By Sarah Hort and Bella Olsson
Tharunka sent a couple of writers along to NUTS’s latest production, The Cocktail Party, asking them to review one aspect of the show. Sarah Hort focuses on the second half, Bella Olsson gives you a glimpse into the production’s timeless relevance, and the result is: two reviews, one play.
For those hoping for a bit of the whimsical TS Eliot from his collection of poems about cats, The Cocktail Party will leave you feline disappointed. The play centres on a young couple with marital difficulties who host a cocktail party at their London home, featuring strange, eccentric and sometimes mysterious guests.

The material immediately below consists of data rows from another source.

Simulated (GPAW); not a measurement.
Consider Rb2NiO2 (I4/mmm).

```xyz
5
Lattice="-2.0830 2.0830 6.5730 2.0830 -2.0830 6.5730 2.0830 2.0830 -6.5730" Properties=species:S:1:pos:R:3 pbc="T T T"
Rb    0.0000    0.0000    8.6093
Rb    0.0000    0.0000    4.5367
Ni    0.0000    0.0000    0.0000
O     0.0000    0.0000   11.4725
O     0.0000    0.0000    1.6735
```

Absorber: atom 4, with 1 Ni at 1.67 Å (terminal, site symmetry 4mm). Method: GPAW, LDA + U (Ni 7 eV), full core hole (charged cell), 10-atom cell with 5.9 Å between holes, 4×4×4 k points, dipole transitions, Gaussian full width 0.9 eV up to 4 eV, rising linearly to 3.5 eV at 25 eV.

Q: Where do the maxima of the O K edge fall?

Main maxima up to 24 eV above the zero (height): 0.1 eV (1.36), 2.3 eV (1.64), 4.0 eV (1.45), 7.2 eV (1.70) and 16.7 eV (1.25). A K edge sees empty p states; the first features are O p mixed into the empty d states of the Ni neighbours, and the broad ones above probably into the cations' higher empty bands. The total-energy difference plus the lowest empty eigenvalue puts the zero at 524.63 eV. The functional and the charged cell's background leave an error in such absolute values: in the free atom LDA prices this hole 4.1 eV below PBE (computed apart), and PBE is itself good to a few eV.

As with many real-life cocktail parties, the first two acts of The Cocktail Party could be condensed into something a little less … well, long; it is the second half of this play where things begin to really shine. After the interval, the set changes and everything takes a deeper but absurd turn; the host couple is consulted by a man purporting to be a psychiatrist of sorts, who is in cahoots with other guests. The set changes again, back to the couple’s living room, but things are not what they seem; paintings change ever so slightly, the walls begin to move. The party attendees reconvene, but nothing is quite right, and that is what gives this play its character.
There are potential stars here: Michael Giglio, who plays the host husband, Edward Chamberlayne, is brilliant from start to finish. When he needs to be crazed, he is, when light comic relief is needed, he obliges, when characters and scenes need tying together, he gets to work. He is one to watch.
Lauren McNaught as Julia Shuttlethwaite is the dottery but eccentric elderly aunt that spices up every family Christmas gathering. Where others overdo the eccentrics in parts, she gives just enough chortles to pepper things nicely. She also displays a mischievous darkness that we only come to know in the final throws of the play.
It has been said that The Cocktail Party is a reflection of TS Eliot’s dreams. This is especially evident in the second half: things become feverish, male characters begin to become feminine, ideas of psychiatry that are hinted at in the first two acts are heightened. There is meaning here, but not if you look too hard. Come simply as an observer of the human condition, and you will not leave disappointed.
The Cocktail Party is an experience to say the least. At once mind blowing, hilarious, dark, terrifying and thoroughly confusing, it is a nihilistic fever dream that leaves the audience reeling. Director Andrew Signor’s vision is never about realism, or even logic – the harder you try to puzzle out character arcs, the more lost you get. Rather, every aspect of the play is designed to make the audience grapple with reality, and blur the line between truth and fantasy.
Despite being written in the 1940s, the show plays perfectly to a university audience. The themes it examines, that were so pertinent to a wartime generation, feel disturbingly close to home when presented in Studio One. Eliot’s script unwittingly articulates millennial disillusionment with a future poorer, harder, and bleaker than that of their parents: “I don’t in the least know what I am doing. Or why I am doing it. There is nothing else to do: that is the only reason.”
There is a disquieting sense of disconnect throughout the play as well, heightened by the larger than life performances and claustrophobic set. When Celia (Caitlin Adler) resignedly tells us, “They make noises, and think they are talking to each other; they make faces, and think they understand each other, and I’m sure that they don’t,” it rings true to an audience raised on social media and “Like” currency.
Eliot’s writing is beautiful, but it doesn’t carry the show – rather, its real strength lies in the thoughtful and superbly coordinated production elements. From designer Laura Anderson’s phenomenal set that jumps seamlessly from a warm Agatha Christie dinner party to an Alice in Wonderland-like hallucination, to the unnerving use of video in scene changes and eerie soundscape and, of course, some captivating performances from the cast. Lauren McNaught (Julia) and Lyndon Carney (Peter) in particular are the sort of performers that can have the audience in stitches with a nothing more than an inflection or raised eyebrow – they are a joy to watch.
The show is not without hiccups, student shows are rarely are, but The Cocktail Party has a thoughtfulness and intentionality to it that makes it a truly charming, engaging and mildly disconcerting piece of theatre.